Is the Recorder your instrument?

There are two types of people, those who play an instrument and those who would like to. Here is a case for playing the recorder. Instrument choice underpins success with music, and choosing the recorder may tip the scales your way. Here's why.

Learning an instrument proceeds best with clear motivation and achievable goals. Motivation may include the following:

  • Hearing a wonderful player: check out Genevieve Lacey and Michala Petri, and the music at their sites. Also Dan Laurin and Dorothee Oberlinger. These recorder players are virtuosi of the highest order. There are many others.
  • Wanting to play with others: music is a social activity, playing with friends is one of life's great joys.
  • Expanding horizons: "what do you do?" usually means "what is your job?". "I like playing music" is a good alternate answer

The best motivation for starting an instrument is to see it played expertly, close up.
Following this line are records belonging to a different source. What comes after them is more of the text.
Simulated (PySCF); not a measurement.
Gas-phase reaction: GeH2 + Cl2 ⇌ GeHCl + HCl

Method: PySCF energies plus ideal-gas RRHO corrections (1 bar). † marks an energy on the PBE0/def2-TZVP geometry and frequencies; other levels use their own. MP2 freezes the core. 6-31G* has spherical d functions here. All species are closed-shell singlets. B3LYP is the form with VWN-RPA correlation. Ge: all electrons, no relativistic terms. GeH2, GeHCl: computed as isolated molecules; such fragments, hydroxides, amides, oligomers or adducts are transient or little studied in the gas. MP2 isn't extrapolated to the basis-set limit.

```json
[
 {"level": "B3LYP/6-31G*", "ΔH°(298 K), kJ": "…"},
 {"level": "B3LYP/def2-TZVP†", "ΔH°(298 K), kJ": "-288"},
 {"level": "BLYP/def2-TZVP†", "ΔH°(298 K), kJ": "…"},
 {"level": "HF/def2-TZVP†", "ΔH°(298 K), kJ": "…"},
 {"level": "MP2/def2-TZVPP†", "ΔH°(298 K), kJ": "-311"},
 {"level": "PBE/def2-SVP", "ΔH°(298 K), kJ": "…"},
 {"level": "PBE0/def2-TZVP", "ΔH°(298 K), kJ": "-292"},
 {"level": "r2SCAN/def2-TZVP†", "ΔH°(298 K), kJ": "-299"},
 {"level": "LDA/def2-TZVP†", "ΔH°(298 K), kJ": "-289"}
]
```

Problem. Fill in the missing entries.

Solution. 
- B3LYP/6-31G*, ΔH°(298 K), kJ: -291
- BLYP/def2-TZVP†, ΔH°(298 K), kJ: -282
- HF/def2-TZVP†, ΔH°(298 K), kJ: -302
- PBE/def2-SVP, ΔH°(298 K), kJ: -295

I started recorder as a young adult, having learnt briefly at school. I heard informal recorder groups at 1970s festivals and was struck by the beautiful sound, and how much fun it seemed. I wanted to join in.

Motivation starts the journey to playing, achievable goals ensure progress. This is where the recorder excels.

Simply put, the initial learning curve for recorder is less than for most other instruments. Beginning recorder players make a good sound more easily than violin, clarinet of flute beginners.. This shortens the path to goals such as:

  • Playing with a group: while the recorder tradition of amateur participation dates back to the 17th century at least, there have never been more players than now. Many cities have recorder societies, with group activities which welcome beginners
  • Experiencing the great music: many beginning recorder books have arrangements of pieces from masters like Bach, Handel and Corelli
  • Playing for family and friends: "I never knew Mum could play"... Neither did she, until recently

While the recorder is friendly to beginners, higher order skills are hard won. The recorder virtuosi have worked just as hard as their counterparts on other instruments.

In addition to an easy start for beginners, other reasons to choose recorder are:

  • A large easily obtained repertoire: much of it suits beginning and intermediate players. See the recorder music page on this site for more details
  • Low instrument cost: a high quality plastic recorder, like the one shown opposite, costs around $50. Details are here. Of course, good recorders from famous makers cost far more
  • Portability: a violin, guitar, saxophone (or banjo) case takes up space, arriving with one signals intent. A recorder fits easily into a shoulder bag, ready when you are, otherwise out of sight

Success for beginning music students is elusive, many don't continue. Choosing the recorder may greatly increase your chances of success.